Screaming Frog is a vital tool in every digital marketer’s toolbox, but why is it run on every request?
Recently, we had this happen with an AEM instance. The instance had externalized links in the navigation so that the navigation could be used on multiple sites. As additional pages were brought into AEM, the load the AEM Link Checker inflicted upon the instance increased geometrically, eventually leading to severe performance problems.
Initially, we assumed that the increasing performance performance problems were due to an errant query or Java Filter, however a particular a heap dump told a very different story.
java.lang.Thread.State: RUNNABLE
at java.util.AbstractCollection.containsAll(AbstractCollection.java:317)
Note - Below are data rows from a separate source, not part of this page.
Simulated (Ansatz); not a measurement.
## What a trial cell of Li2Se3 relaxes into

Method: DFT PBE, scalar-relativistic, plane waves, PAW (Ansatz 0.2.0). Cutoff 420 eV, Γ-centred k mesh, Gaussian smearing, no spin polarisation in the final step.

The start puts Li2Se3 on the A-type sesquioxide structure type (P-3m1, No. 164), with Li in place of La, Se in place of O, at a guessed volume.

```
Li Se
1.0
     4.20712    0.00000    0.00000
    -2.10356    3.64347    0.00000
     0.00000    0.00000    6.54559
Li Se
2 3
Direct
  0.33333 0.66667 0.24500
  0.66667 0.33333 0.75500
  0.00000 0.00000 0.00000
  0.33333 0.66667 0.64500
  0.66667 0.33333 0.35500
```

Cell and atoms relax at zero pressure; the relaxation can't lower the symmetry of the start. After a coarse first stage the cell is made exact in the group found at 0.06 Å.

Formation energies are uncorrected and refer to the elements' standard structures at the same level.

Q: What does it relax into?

at java.util.AbstractSet.equals(AbstractSet.java:95)
at com.day.cq.rewriter.linkchecker.LinkInfo.isSame(LinkInfo.java:228)
at com.day.cq.rewriter.linkchecker.impl.LinkInfoStorageImpl.putLinkInfo(LinkInfoStorageImpl.java:375)
at com.day.cq.rewriter.linkchecker.impl.LinkCheckerImpl.getLink(LinkCheckerImpl.java:275)
at com.day.cq.rewriter.linkchecker.impl.LinkCheckerTransformer.startElement(LinkCheckerTransformer.java:289)
at org.apache.cocoon.xml.sax.AbstractSAXPipe.startElement(AbstractSAXPipe.java:97)
at com.day.cq.mcm.core.newsletter.NewsletterTransformerFactory$NewsletterTransformer.startElement(NewsletterTransformerFactory.java:132)
at com.day.cq.rewriter.htmlparser.DocumentHandlerToSAXAdapter.onStartElement(DocumentHandlerToSAXAdapter.java:105)
at com.day.cq.rewriter.htmlparser.HtmlParser.processTag(HtmlParser.java:640)
at com.day.cq.rewriter.htmlparser.HtmlParser.update(HtmlParser.java:343)
at com.day.cq.rewriter.htmlparser.HtmlParser.write(HtmlParser.java:196)
at java.io.Writer.write(Writer.java:192)
- locked <0x00000006aab74560> (a com.day.cq.rewriter.htmlparser.HtmlParser)
at java.io.PrintWriter.write(PrintWriter.java:456)
- locked <0x00000006aab74560> (a com.day.cq.rewriter.htmlparser.HtmlParser)
at org.apache.sling.scripting.core.impl.helper.OnDemandWriter.write(OnDemandWriter.java:75)
- locked <0x00000006aab9c3c0> (a org.apache.sling.scripting.core.impl.helper.OnDemandWriter)
at java.io.PrintWriter.write(PrintWriter.java:456)
- locked <0x00000006aab9c3c0> (a org.apache.sling.scripting.core.impl.helper.OnDemandWriter)
at org.apache.sling.scripting.core.impl.helper.OnDemandWriter.write(OnDemandWriter.java:75)
- locked <0x00000006aab9c428> (a org.apache.sling.scripting.core.impl.helper.OnDemandWriter)
at java.io.PrintWriter.write(PrintWriter.java:456)
- locked <0x00000006aab9c428> (a org.apache.sling.scripting.core.impl.helper.OnDemandWriter)
at java.io.PrintWriter.write(PrintWriter.java:456)
- locked <0x00000006aab9c478> (a java.io.PrintWriter)
at java.io.PrintWriter.write(PrintWriter.java:473)
at org.apache.sling.scripting.sightly.apps.example
To confirm, I reviewed the logs and then grepped the error log to confirm what i thought I was seeing:
grep -wc 'External links for host .* has reached the maximum number of' error.log
Shockingly, this returned over 1,300,000 instances of the log message over the last 24 hours. In order to determine what domains were causing the issues, I than ran another command to just find the unique messages:
grep 'External links for host .* has reached the maximum number of' error.log | sort --unique
From there, I can get run the original grep command with specific domains to determine what domains are most responsible.
Ideally, the AEM Link Checker should not be enabled in production instances to ensure that it does not impact performance. If this is not an option, for example due to the potential for other side effects, you can configure the “Link Check Override Patterns” in the “Day CQ Link Checker Service” as described in this Adobe HelpX Article.
For example to disable checking of the domain www.example.com, you could use a regular expression like:
^https?:\\/\\/www\\.example\\.com
After configuring the AEM Link Checker to ignore the indicated domains, the AEM instance immediately returned to a stable state.
Hopefully, you’ve already disabled the AEM Link Checker in your production instances, but if not, I hope this article helps you identify when the AEM Link Checker causes performance problems and resolve the problem.